Bon Jovi continues packing houses more than a year into the biggest tour of the band's nearly 30-year career, having grossed close to $30 million and sold more than a quarter million tickets since resuming the trek Feb. 9, according to 15 shows reported to Billboard Boxscore so far this year.
That adds to their total of $197 million in grosses and almost 2 million in attendance reported to Boxscore last year from the tour, which was already enough to make it the top tour of the year in Billboard's annual Year In Music issue .
Produced globally by AEG Live and booked by Creative Artists Agency, the tour began as The Circle tour and evolved into the Greatest Hits tour in support of the band's first "Greatest Hits" release last November. Bon Jovi also finished atop the touring chart in 2008; since 1986, a band finishing top twice in three years has only been accomplished by the Rolling Stones (1998 and 1999) and the Grateful Dead (1991 and 1993). Paul Korzilius of Bon Jovi Management oversees the band's touring and co-manages the band with David Munns.
The current tour will be the highest-grossing and highest-attended of the band's career and among the top 10 highest-grossing tours of all time.
In addition to its run through arenas, since last February Bon Jovi has played seven sold-out nights at three U.S. stadiums: four at New Meadowlands Stadium in East Rutherford, N.J. ($21 million gross, more than 200,000 tickets sold), two at Chicago's Soldier Field, and one at Gillette Stadium near Boston. The band also performed five nights at four Canadian stadiums, as well as stadiums across Europe, the Pacific Rim, and Latin America. Another highlight was a 12-night stand at London's O2 Arena that took in $18 million. This summer Bon Jovi will play another 24 stadiums in Europe before wrapping the tour July 31 in Lisbon, Portugal, with 144 total shows in the books.
Remarkably, demand has not softened in markets where Bon Jovi has previously played stadiums on this tour, as the band returned for two sold-out nights at the Air Canada Centre in Toronto Feb. 14-15 after playing two stadium dates in the market last year. Bon Jovi also sold out three Madison Square Gardens in New York in February, and returned to Boston for a sellout at TD Garden Arena March 1. And in Chicago, Bon Jovi sold out two nights at the United Center March 8-9.

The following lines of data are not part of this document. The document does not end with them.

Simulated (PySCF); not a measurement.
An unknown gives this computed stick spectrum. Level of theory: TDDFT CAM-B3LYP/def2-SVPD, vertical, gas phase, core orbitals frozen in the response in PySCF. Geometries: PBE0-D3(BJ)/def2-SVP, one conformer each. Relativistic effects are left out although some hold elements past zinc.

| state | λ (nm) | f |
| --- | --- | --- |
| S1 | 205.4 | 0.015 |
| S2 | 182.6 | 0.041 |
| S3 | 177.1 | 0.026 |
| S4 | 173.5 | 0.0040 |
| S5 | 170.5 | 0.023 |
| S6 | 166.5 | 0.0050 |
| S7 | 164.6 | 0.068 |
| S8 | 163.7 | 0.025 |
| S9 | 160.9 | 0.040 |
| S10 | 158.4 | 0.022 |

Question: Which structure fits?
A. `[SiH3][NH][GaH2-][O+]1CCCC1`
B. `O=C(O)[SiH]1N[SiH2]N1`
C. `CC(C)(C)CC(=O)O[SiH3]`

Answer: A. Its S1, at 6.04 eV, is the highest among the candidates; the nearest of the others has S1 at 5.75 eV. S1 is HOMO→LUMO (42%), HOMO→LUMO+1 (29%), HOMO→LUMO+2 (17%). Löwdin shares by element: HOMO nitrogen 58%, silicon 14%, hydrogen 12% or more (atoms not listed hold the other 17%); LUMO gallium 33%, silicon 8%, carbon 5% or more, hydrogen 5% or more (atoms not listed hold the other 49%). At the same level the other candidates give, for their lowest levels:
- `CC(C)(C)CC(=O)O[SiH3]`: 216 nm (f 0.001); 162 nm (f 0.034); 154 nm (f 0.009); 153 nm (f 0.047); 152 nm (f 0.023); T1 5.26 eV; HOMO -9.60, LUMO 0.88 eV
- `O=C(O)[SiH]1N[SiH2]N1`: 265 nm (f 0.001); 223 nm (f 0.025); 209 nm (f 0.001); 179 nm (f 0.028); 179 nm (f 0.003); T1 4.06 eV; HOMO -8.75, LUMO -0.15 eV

The Circle/Greatest Hits tour caps a remarkably successful decade for the band and a rare elevation in a lengthy career arc, a fact not lost on the band's Jon Bon Jovi. "You can show up, but that doesn't mean the people are going to go, and that doesn't mean they're going to come next time and next time," the singer told Billboard in an interview last December. "When you think about it objectively, we've had five albums in this decade, we've toured every one, and people came back every time. It says something for the band and the production and the performance that people feel they're getting their money's worth, especially in this economic downturn. People really don't have that disposable income, so they make choices and this is one of them. This is a luxury for them, and we don't take that for granted."